Using Inaudible Voice Commands to Control Siri and Alexa

Researchers have developed a method for sending human-inaudible ultrasonic voice commands to voice-enabled assistants such as Alexa, Siri, and Google Assistant that could be used to force the assistants to visit attacker-controlled websites or take control of other connected smart devices.

The technique is known as DolphinAttack and was developed by academic researchers at Zhejiang University in China. It takes advantage of the way that the microphones in devices such as the Amazon Echo or the iPhone work and the researchers were able to execute it by using commodity hardware that’s easily available to anyone. The attack setup included an Android phone, an external battery, and amplifier, and and ultrasonic transducer/

“DolphinAttack utilizes inaudible voice injection to control VCSs silently. Since attackers have little control of the VCSs, the key of a successful attack is to generate inaudible voice commands at the attacking transmitter. In particular, DolphinAttack has to generate the baseband signals of voice commands for both activation and recognition phases of the VCSs, modulate the baseband signals such that they can be demodulated at the VCSs efficiently, and design a portable transmitter that can launch DolphinAttack anywhere,” the research paper says.
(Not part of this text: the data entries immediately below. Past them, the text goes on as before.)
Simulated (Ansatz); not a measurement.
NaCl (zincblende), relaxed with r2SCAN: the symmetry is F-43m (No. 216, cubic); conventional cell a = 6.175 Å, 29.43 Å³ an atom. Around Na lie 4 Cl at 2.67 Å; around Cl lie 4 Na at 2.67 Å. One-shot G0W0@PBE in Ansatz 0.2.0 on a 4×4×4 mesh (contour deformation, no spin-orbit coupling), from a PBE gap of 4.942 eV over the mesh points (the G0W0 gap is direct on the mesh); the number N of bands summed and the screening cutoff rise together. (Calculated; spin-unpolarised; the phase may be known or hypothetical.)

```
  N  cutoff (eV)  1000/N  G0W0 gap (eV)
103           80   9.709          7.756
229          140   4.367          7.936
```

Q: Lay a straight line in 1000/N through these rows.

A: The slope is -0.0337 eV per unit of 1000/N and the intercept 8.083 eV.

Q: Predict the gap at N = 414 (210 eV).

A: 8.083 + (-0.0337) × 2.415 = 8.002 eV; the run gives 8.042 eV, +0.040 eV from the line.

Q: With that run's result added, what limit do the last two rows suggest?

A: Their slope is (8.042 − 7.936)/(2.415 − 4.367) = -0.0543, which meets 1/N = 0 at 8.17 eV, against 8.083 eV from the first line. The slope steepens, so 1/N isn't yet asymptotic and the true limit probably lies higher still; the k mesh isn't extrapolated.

“DolphinAttack utilizes inaudible voice injection to control VCSs silently.”

There are a number of caveats to this technique, with the most important being the need to wake up or activate the voice-controlled device. The Amazon Echo, for example, activates when a user says “Alexa” or whatever other wake word he has chosen. Siri has a similar feature that will cause it to activate when an authorized used says “Hey Siri”. In order to execute their attack, the researchers had to find a way to activate a target device, so they developed a couple of methods, including putting together a set of voice tones that can serve as a kind of brute-force tool for text-to-speech systems (TTS).

“In DolphinAttack, we prepare a set of activation commands with various tone and timbre with the help of existing TTS systems, which include Selvy Speech, Baidu, Google, etc. In total, we obtain 90 types of TTS voices. We choose the Google TTS voice to train Siri and the rest for attacking,” the papers says.

In order for the technique to work, the attacker would need to be in relatively close proximity to the target device, within a few feet. The researchers said that the attack can be mitigated by either modifying the microphone in a voice-controlled device to suppress inaudible voice commands or using a machine-learning approach in software to detect a recorded voice command.

Ultrasonic signals have been used in a number of other security and privacy related applications recently. Most notably, some mobile app developers have taken to embedding code in their apps that emit ultrasonic signals that can be picked up by other smart devices and used to track users across devices.